I've played with that idea. I named it "assumed competence". Namely, you are assumed to be competent at your attacks, so your modifier for your attacks doesn't depend on anything but your level.

A few modifiers creep in to avoid having to do more work. And a power or two need tweaking.

For attacks, your attack bonus is (level+2) + Weapon Proficiency. As I like the weapon/implement expertise feats, allow a +1 from an expertise feat (capped, not scaling) on top of this. Weapons and implement enhancement bonuses don't add to accuracy.

For AC, we do run into the light/heavy problem. Either we erase the difference between the armor types or we need something to distinguish them. And sadly we have light armor defenders who need reliable AC.

One idea is to cap the attribute bonus on light armor at +4. This is enough that you'll want to be somewhat dexterous to wear light armor, but not superhuman.

So your AC is (10+Level+Armor bonus), plus up to +4 in light armor from an attribute.

For FRW, I think they should actually reflect your stats.

Your high attributes in 4e are 16/14/13/12/10/8ish; top modifiers are +3/+2/+1/+1/0/-1. Over 29 more levels you get +8/+8/+2/+2/+2/+2 or +4/+4/+1/+1/+1/+1 modifier.

One thing I played with is to use your high attribute in the pair, plus the other attribute modifier, as your base defence. So 16 str/16 con has a base Fort defence of 19. Then if you split your +8s you gain +9/+9/+3 to your NAD defences from levels. Throw back in 1/2 level and you are at +24/+24/+18.

We can let attributes grow a bit faster than in baseline 4e honestly. So at level 11 and 21, add +2 to all attributes. At level 8/18/28 add +1 to 3 attributes instead of 2. Now we are +10/+10/+7/+4/+4/+4 on your attributes.

Now your NADs grow by +27/+27/+24, short 9 points.

Allow feats to add up to +2 to your NADs, as I like the "superior will" rider feats, and assume 3 of them by level 30. We are now +29/+29/+26, short 3 points on scaling.

If you double-dip (boost str and con) in one defence, it costs you 5 total NADs, but that one NAD becomes insanely large; and the game still works, as the strong Fort means your Ref/Will trail behind.

A plate+shield armor wearing PC has 20+level AC
A leather armor wearing PC has 16+Level AC (once they hit +4 in their defence stat).
An unarmored PC has 14+Level AC (assuming at least 18 dex).
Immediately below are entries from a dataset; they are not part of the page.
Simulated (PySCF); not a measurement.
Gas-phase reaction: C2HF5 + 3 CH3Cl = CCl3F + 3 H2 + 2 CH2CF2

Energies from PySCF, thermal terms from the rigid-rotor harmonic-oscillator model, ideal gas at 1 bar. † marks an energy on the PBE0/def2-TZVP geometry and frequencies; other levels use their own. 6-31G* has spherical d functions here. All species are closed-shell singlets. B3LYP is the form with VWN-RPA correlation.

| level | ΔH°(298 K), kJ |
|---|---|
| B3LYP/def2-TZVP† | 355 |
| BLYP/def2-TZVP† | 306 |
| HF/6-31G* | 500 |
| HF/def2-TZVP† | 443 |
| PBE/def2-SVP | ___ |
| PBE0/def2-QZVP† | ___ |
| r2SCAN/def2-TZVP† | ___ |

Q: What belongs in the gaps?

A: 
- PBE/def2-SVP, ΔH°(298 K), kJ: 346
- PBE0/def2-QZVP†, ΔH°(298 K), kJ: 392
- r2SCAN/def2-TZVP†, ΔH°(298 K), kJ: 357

Average NADs are about 14 at level 1 and (assuming 3 feats and spreading attribute bonuses) and 42 at level 30 (Level +13 to Level +12), which is a few points behind AC as designed.

Max starts with 18 Str/16 Con (21 Fort, level +20), goes Demigod (for +2 str/con) and hits 30 str/28 con, has Great Fort feat (+2) for 30+9 con +15 level +2 feat = 56 Fortitude (level +26).

Min starts with 10 wis/8 cha (9 will, level +8), only puts +4/+4 into it (14 wis/12 cha) and doesn't get superior will feat for 30 Will (Level +0). But this character has insane Reflex or Fortitude in exchange, they just chose to be auto-hit on will.

In any case, it isn't great. I really do feel that attributes should somehow influence NADs unlike AC/Accuracy however.

Thanks for this insight, Tigris - and that's a really useful list of the sacrifices PF2E has to make to get its system to work.

I viscerally dislike minions, elites and bosses. I don't like that they result in so much duplication in the monster list, that they make the maths of skills and DCs very strange (converting a monster from a boss to a minion makes it much better at skill checks, for example), that they require special powers to be original to the monster instead of opening up by virtue of higher bonuses (for example, fear effects could be a function of skill checks) and that jumping from "difficult because of high bonuses" to "difficult because of high HP and damage" at a certain point means there isn't a consistent strategy for dealing with higher-level monsters.
One of the advantages of flat math is that the minion/normal/elite/solo isn't about modifiers anymore.

Instead it is about mechanical depth and encounter pacing design.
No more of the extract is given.